Correct me if I'm wrong here:
Conceptually, there are four possible effects: Fixed intercept, fixed coefficient, random intercept, random coefficient. Most regression models are 'random effects', so they have random intercepts and random coefficients. The term 'random effect' came into use in contrast to 'fixed effect'.
'Fixed effect' is when a variable effects some of the sample, but not all. The simplest version of a fixed effect model (conceptually) would be a dummy variable, for a fixed effect with a binary value. These models have a single random intercept, fixed effect coefficients, and random variable coefficients.
The next tier of complication (conceptually) is when the fixed effect is not binary, but nominal, with many values. In this case, what is generated is a model with many intercepts (one for each of the nominal values). This is where you get the classic 'multiple lines' of a panel data model, where each of the 'options' of a fixed effect variable gets its own effect. The virtue of throwing all the different factor-specific data series into a single regression (rather than doing each factor of the fixed effect as its own regression) is that you get to pool the variance of all the different effects in one equation, and so get better (more certain) values for all of your coefficients.
'Tier three' of complication would be when the 'fixed effect' is itself a random variable, except that its effects are 'fixed' to affect only a sub-set of the sample. At which point the model would have a random intercept, multiple fixed intercepts, and multiple random variables. I think this is what is known as a 'mixed effects' model?

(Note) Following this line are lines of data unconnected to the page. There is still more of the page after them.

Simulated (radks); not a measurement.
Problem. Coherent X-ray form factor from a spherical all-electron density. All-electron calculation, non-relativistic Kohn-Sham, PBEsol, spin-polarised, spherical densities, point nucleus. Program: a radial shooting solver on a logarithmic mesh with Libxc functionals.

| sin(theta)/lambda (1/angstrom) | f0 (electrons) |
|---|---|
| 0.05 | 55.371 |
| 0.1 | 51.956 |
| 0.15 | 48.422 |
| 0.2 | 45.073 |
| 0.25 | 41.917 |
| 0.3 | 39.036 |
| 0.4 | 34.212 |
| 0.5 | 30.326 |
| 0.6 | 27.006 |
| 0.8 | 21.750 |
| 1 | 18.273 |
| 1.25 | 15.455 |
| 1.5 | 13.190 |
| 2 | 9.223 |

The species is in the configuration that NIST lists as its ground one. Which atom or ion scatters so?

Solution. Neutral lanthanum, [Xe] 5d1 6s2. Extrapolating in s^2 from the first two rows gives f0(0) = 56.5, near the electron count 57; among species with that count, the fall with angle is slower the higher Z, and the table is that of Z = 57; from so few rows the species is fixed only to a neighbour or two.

'Mixed effect' models get used for multi-level modeling (MLM), as the 'fixed effects' can be used for nesting one subset of data within another. This grouping can have multiple tiers, with students nested within classrooms, nested within schools. The school is a fixed effect on the classrooms, and the classrooms on the students. (The school may or may not be a fixed effect on the student, depending on the experimental design--not sure)
Panel data models are 'mixed effect' models, but use two dimensions for grouping, typically time and some sort of category.